As we have seen, we know that this connection was far older than the
time of the XVIIIth Dynasty, but it is during that time and the Hyksos
period that we have the clearest documentary proof of its existence,
from the statuette of Abnub and the alabastron lid of King Khian,
found at Knossos, down to the Mycenaean pottery fragments found at Tell
el-Amarna, a site which has been utterly abandoned since the time of
the heretic Akhunaten (B.C. 1430), so that there is no possibility of
anything found there being later than his time. That the connection
existed as late as the time of the XXth Dynasty we know from the
representations of golden _Buegelkannen_ or false-necked vases of
Mycenaean form in the tomb of Ramses III in the Biban el-Muluk, and of
golden cups of Vaphio type in the tomb of Imadua, already mentioned.
This brings the connection down to about 1050 B.C.

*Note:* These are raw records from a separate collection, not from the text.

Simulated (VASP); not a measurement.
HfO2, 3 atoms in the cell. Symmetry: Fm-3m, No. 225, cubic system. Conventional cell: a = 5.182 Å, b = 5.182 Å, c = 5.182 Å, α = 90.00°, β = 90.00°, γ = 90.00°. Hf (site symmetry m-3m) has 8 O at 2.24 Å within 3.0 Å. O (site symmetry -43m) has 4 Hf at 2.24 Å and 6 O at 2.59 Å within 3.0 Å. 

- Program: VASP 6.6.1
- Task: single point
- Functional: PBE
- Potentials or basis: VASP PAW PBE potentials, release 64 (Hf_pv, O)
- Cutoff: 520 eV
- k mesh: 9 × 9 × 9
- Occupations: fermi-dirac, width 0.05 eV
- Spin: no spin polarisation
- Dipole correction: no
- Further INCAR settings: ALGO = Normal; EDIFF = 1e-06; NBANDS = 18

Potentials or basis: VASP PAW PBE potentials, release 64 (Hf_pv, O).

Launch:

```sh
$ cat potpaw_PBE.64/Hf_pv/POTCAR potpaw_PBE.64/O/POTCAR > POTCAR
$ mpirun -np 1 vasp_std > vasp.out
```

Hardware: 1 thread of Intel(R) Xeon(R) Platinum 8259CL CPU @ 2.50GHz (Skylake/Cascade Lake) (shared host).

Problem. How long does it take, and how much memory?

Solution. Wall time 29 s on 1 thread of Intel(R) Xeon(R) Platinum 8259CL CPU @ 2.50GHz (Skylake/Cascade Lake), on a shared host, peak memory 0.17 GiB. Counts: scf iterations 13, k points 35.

After that date we cannot hope to find any certain evidence of
connection, for by that time the Mycenaean civilization had probably
come to an end. In the days of the XIIth and XVIIIth Dynasties a great
and splendid power evidently existed in Crete, and sent its peaceful
ambassadors, the Keftiu who are represented in the Theban tombs, to
Egypt. But with the XIXth Dynasty the name of the Keftiu disappears from
Egyptian records, and their place is taken by a congeries of warring
seafaring tribes, whose names as given by the Egyptians seem to be forms
of tribal and place names well known to us in the Greece of later days.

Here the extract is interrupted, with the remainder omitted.